English Literature, Considered as an Interpreter of English History eBook

Henry Coppée
This eBook from the Gutenberg Project consists of approximately 540 pages of information about English Literature, Considered as an Interpreter of English History.

At length an insurrection broke out, and his home was set on fire:  he fled from his flaming castle, and in the confusion his infant child was left behind and burned to death.  A few months after, he died in London, on January 16, 1598-9, broken-hearted and poor, at an humble tavern, in King Street.  Buried at the expense of the Earl of Essex, Ann Countess of Dorset bore the expense of his monument in Westminster Abbey, in gratitude for his noble championship of woman.  Upon that are inscribed these words:  Anglorum poetarum nostri seculi facile princeps—­truer words, great as is the praise, than are usually found in monumental inscriptions.

Whatever our estimate of Spenser, he must be regarded as the truest literary exponent and representative of the age of Elizabeth, almost as much her biographer as Miss Strickland, and her historian as Hume:  indeed, neither biographer nor historian could venture to draw the lineaments of her character without having recourse to Spenser and his literary contemporaries.


Richard Hooker, 1553-1598:  educated at Oxford, he became Master of the Temple in London, a post which he left with pleasure to take a country parish.  He wrote a famous work, entitled “A Treatise on the Laws of Ecclesiastical Polity,” which is remarkable for its profound learning, powerful logic, and eloquence of style.  In it he defends the position of the Church of England, against Popery on the one hand and Calvinism on the other.

Robert Burton, 1576-1639:  author of “The Anatomy of Melancholie,” an amusing and instructive medley of quotations and classical anecdotes, showing a profound erudition.  In this all the causes and effects of melancholy are set forth with varied illustrations.  His nom de plume was Democritus, Jr., and he is an advocate of the laughing philosophy.

Thomas Hobbes, 1588-1679:  tutor to Charles II., when Prince of Wales, and author of the Leviathan.  This is a philosophical treatise, in which he advocates monarchical government, as based upon the fact that all men are selfish, and that human nature, being essentially corrupt, requires an iron control:  he also wrote upon Liberty and Necessity, and on Human Nature.

John Stow, 1525-1605:  tailor and antiquary.  Principally valuable for his “Annales,” “Summary of English Chronicles,” and “A Survey of London.”  The latter is the foundation of later topographical descriptions of the English metropolis.

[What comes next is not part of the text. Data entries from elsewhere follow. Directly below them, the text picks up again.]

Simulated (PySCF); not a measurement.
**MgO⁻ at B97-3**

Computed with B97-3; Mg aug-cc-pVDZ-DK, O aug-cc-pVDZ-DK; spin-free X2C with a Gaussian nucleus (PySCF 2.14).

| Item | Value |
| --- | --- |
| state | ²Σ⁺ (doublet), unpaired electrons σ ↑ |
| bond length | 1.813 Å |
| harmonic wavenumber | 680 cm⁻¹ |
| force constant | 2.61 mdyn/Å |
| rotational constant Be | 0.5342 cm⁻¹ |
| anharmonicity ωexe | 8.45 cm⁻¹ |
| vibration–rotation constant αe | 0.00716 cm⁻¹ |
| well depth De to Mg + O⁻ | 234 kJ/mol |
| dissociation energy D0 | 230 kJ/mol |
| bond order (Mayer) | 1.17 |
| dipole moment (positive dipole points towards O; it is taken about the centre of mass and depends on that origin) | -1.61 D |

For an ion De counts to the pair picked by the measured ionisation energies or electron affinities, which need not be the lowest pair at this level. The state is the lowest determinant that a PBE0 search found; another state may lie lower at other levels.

Raphael Hollinshed, or Holinshed, died about 1580:  his Chronicles of Englande, Scotlande, and Irelande, were a treasure-house to Shakspeare, from which he drew materials for King Lear, Cymbeline, Macbeth, and other plays.

Richard Hakluyt, died 1616:  being greatly interested in voyages and travels, he wrote works upon the adventures of others.  Among these are, “Divers Voyages Touching the Discoverie of America,” and “Four Voyages unto Florida,” which have been very useful in the compilation of early American history.